Produced by Elena Kritter, a Culpeper native, Night Witches will take to the stage Oct. 7-8 at Hylton Performing Arts Center in Manassas.
In light of Puerto Rico’s recent devastation, two free performances will take place at Warrenton-Fauquier Airport on Oct. 9 and at The Hangar on Ground Rush Farm on Oct.10. Donations are encouraged, and guests are asked to email for reservations.
All four performances start at 7 p.m.
“We held auditions back in February,” Kritter says, then came casting and “phase one … getting the bones of the story up.”
This weekend’s performance marks the beginning of phase two, “refining [the play], getting the show back down to Virginia before taking it up to New York,” where they will perform in Brooklyn and Manhattan.
Kritter came up with the idea for this play four years ago after coming across a curious headline in a New York Times obituary: ‘WWII Night Witch dies at 91.’
Intrigued, Kritter read on about Nadezhda Popova, 588th Bomber Regiment member and nicknamed Night Witch. As history unraveled through her research, Kritter decided that she had to share their story.
Using adapted accounts of mostly 20-something female fighter pilots, as told in the book A Dance with Death: Soviet Airwomen in World War II by Anne Noggle, Kritter worked to once again shine the spotlight on these courageous Soviet Air Force volunteers.
According to Kritter, the Night Witches took to the skies in “really, really outdated aircrafts. They were crop-dusting planes, made of linen and wood.”

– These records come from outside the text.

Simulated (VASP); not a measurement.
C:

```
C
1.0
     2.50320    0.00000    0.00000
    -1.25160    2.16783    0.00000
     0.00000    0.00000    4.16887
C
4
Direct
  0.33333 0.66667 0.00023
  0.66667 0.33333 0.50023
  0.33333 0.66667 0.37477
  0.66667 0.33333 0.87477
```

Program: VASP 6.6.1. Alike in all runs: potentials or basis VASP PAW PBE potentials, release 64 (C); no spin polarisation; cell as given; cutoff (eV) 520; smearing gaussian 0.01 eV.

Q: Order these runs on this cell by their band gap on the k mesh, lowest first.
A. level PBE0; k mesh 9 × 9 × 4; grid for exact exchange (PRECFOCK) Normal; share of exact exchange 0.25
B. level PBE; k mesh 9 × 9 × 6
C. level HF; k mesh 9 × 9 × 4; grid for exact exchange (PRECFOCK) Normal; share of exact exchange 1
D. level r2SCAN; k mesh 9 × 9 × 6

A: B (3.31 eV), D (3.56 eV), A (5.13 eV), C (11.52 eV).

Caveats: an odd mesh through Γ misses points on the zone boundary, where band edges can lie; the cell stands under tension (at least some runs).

Fortunately for these female fighters, tactics outshined technology. The witches would take off in the dead of night, perch over their target at high altitudes, kill the engine and then glide closer to the enemy before dropping bombs.
“The only thing that the Nazis would hear on the ground was the whistling sounds of the bomb right before they detonated,” Kritter says. “The Germans started saying that the whistling sound sounded like a witch’s broomstick and that there were night witches in the air.”
For $25, guests can see and hear what that whistling and warring was all about.